Generating Skewed-Normally distributed random values

This weekend I had to generate some random sample data, but instead of it being selected from a normal distribution, I needed the data to have some skew. A distribution is said to be skewed if there are more samples on one side of the mean than on the other. To get a feeling for what skew means, have a look at the following figures.

Now, it is quite easy to generate normally distributed random data, for example using the norm class from scipy.stats. There also is a class for a skewed-normally distributed variable, scipy.stats.skewnorm. However, the variable used to express skew is a bit unintuitive there.

So I searched for another solution, and came across a technical report about that issue ( Citation: Ermak & Nasstrom, 1995 Ermak, D. & Nasstrom, J. (1995). A method for generating skewed random numbers using two overlapping uniform distributions .  Office of Scientific and Technical Information (OSTI) https://doi.org/10.2172/32589 ) . Ermak and Nasstrom use the sum of two uniformly distributed random variables with overlapping ranges to generate a skewed quasi-uniformly distributed variable, and then add many of these together to generate a skewed quasi-normally distributed variable.

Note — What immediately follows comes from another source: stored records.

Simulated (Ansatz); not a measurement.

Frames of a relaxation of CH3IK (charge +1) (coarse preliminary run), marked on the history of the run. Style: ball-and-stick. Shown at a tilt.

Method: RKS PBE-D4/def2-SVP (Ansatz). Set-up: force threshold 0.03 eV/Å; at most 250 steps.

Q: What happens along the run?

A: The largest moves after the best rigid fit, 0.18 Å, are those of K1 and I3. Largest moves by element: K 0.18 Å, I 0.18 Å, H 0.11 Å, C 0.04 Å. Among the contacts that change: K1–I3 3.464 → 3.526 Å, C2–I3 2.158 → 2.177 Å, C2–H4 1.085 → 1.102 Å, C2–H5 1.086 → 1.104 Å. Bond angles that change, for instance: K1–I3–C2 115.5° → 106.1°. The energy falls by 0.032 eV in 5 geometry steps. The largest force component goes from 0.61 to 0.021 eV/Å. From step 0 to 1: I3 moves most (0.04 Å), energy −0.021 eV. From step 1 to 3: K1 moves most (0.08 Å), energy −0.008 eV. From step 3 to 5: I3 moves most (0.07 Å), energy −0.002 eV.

The paper is worth a read, but here is a summary of the thought process. Going back a bit to basic statistics, we find that the normal distribution is somewhat special in that generally, the distribution of the sum of many identically distributed random variables approaches the normal distribution. This result is known as the Central Limit Theorem. It is also considered the reason that normally distributed random variables are so widespread in nature.

So, if we were to consider the sum of a bunch of — for example — uniformly distributed random variables, then the distribution of that sum would also approach the normal distribution. This is one way of generating approximately normally distributed random data.

Ermak and Nasstrom instead generate random data from what they call a double-block distribution. The probability density function of such a distribution is shown in the following figure.

The idea here is to use two uniformly-distributed random variables with differing means. The sum of these two will have a skewed distribution. Adding many of these skewed random variables up will give us an approximated skewed quasi-normal distribution in the same way that summing up identically distributed random variables will give us an approxomate normal distribution.

Ermak and Nasstrom go through the lengths of calculating the required parameters for the two uniformly-distributed random variables in order to get a specific variance and skew, and then provide an algorithm for drawing samples from such a double-block distribution as well as generating samples from the skewed quasi-normal distribution.

I have coded this up using SciPy in Python. To generate N samples with given mean, standard deviation and skewness, run gen_skewed_continuous(N,mean,stdev,skewness). The optional parameter oversample can be used to modify the number of skewed-uniformly-distributed variables to be added.

import numpy as np;
import scipy.stats as stats;


def gen_skewed_block(N, var, skew):
    # Determine block parameters
    a = np.sqrt(5);
    offset = np.sqrt(skew ** 2 + 243 * (var ** 3) / 32)
    m1 = 2 / (9 * var) * (skew - offset);
    m2 = 2 / (9 * var) * (skew + offset);
    p1 = m2 / (2 * a * m1 * (m1 - m2));
    p2 = m1 / (2 * a * m2 * (m1 - m2));
    d1 = -a * m1;
    d2 = a * m2;
    # Uniform random number distribution
    rv = stats.uniform();
    # Get pairs of random numbers
    r = rv.rvs((N, 2));
    # Calculate block numbers
    v1 = 2 * d1 * (r[:, 1] - 0.5) + m1;
    v2 = 2 * d2 * (r[:, 1] - 0.5) + m2;
    values = np.where(r[:, 0] & lt;
    2 * d1 * p1, v1, v2);
    return values;


def gen_skewed_continuous(N, mean, std, skewness, oversample=10):
    # Determine moments
    m2 = std ** 2;
    m3 = skewness * std ** 3;
    # Generate skewed block random values
    rv1 = gen_skewed_block(N * oversample,
                           m2,
                           m3 * np.sqrt(oversample));
    # Reshape them so we have oversample number of values in a row
    rv2 = rv1.reshape(-1, oversample);
    # Sum them together and scale them to approximate a continuous distribution
    rv3 = rv2.sum(axis=1) / np.sqrt(oversample) + mean;
    return rv3;

Now, if you think about it, there might also be a way of simplifying this by directly using two non-identically normally distributed random variables, saving the effort for calculating the sums. I’ll have to think about that one.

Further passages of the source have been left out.